The signed JWT is placed on a cookie. The cookie is marked httpOnly, which restricts visibility on the client, and its expiration time is set to zero, making it a session-only cookie.

const cookieOptions = {
  httpOnly: true,
  expires: 0 
 }
 res.cookie('twitterAccessJwt', authJwtToken, cookieOptions)

Keep in mind that the cookie isn't visible to client-side code, so if you need a way to tell the client that the user is authenticated you'll want to add a flag to another, visible, cookie or otherwise pass data indicating authorization status back to the client.

Why a cookie and a JWT?

We certainly could send the JWT back to the client as an ordinary object, and use the data it contains to drive client-side code. The payload is not encrypted, just Base64 encoded, and would thus be accessible to the client. It could be placed on the session for transport to and from the server, though this would have to be done on each request-response pair, on both the sever and the client, since this kind of session variable is not automatically passed back and forth.

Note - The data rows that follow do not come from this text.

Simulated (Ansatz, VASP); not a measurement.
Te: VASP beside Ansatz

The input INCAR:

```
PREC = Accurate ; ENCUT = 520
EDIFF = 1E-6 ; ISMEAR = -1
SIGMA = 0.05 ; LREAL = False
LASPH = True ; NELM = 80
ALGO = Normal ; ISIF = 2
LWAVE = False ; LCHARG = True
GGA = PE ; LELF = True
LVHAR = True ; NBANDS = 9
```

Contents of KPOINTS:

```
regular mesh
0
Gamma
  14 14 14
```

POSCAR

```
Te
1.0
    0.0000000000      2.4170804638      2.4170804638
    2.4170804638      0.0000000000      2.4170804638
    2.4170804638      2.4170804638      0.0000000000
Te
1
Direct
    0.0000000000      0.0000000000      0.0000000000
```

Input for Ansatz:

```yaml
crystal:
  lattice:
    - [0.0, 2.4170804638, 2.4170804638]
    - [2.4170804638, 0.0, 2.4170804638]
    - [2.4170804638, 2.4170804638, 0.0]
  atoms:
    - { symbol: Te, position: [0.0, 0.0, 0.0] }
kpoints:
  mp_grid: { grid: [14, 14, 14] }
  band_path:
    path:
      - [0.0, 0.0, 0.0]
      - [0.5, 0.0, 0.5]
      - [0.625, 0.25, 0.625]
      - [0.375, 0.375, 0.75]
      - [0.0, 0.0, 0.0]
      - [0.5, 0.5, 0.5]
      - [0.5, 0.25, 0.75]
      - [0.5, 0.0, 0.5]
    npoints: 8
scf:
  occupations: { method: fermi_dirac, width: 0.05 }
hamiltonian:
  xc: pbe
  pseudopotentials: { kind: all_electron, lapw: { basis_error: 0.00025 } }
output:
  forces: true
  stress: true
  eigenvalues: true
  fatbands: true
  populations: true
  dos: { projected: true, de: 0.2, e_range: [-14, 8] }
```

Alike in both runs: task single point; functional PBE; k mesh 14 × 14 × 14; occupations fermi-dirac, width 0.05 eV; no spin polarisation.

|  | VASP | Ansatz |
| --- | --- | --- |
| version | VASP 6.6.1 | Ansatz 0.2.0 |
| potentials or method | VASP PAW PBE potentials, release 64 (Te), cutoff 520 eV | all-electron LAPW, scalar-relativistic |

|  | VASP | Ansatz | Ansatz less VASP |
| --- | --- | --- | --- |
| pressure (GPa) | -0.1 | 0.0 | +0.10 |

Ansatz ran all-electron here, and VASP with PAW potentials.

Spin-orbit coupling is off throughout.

Cookies, on the other hand, are automatically sent with each request and each response without any additional action. As long as the cookie hasn't expired or been deleted it will accompany each request back to the server. Further, marking the cookie httpOnly hides it from client-side code, reducing the opportunity for it to be tampered with. This particular cookie is only used for authorization, so there's no need for the client to see it or interact with it.

Authorizing requests

At this point we've handed the client an authorization token that has been signed by the server. Each time the client makes a request to the back-end API, the token is passed inside a session cookie. Remember, the server is stateless, and so we need to verify the authenticity of the token on each request. There are two steps in the process:

  1. Check the signature on the token to prove that the token hasn't been tampered with
  2. Verify that the user associated with the token is in our database
  3. [optionally] Retrieve a set of roles for this user

Simply checking the signature isn't enough -- that just tells us that the information in the token hasn't been tampered with since it left the server, not that the owner is who they say they are; an attacker might have stolen the cookie or otherwise intercepted it. The second step give us some assurance that the user is valid; the database entry was created inside a Twitter OAuth callback, which means that the user had just authenticated with Twitter. The token itself is in a session cookie, meaning that it is not persisted on the client side (it is held in memory, not on disk) and that has the httpOnly flag set, which limits its visibility on the client.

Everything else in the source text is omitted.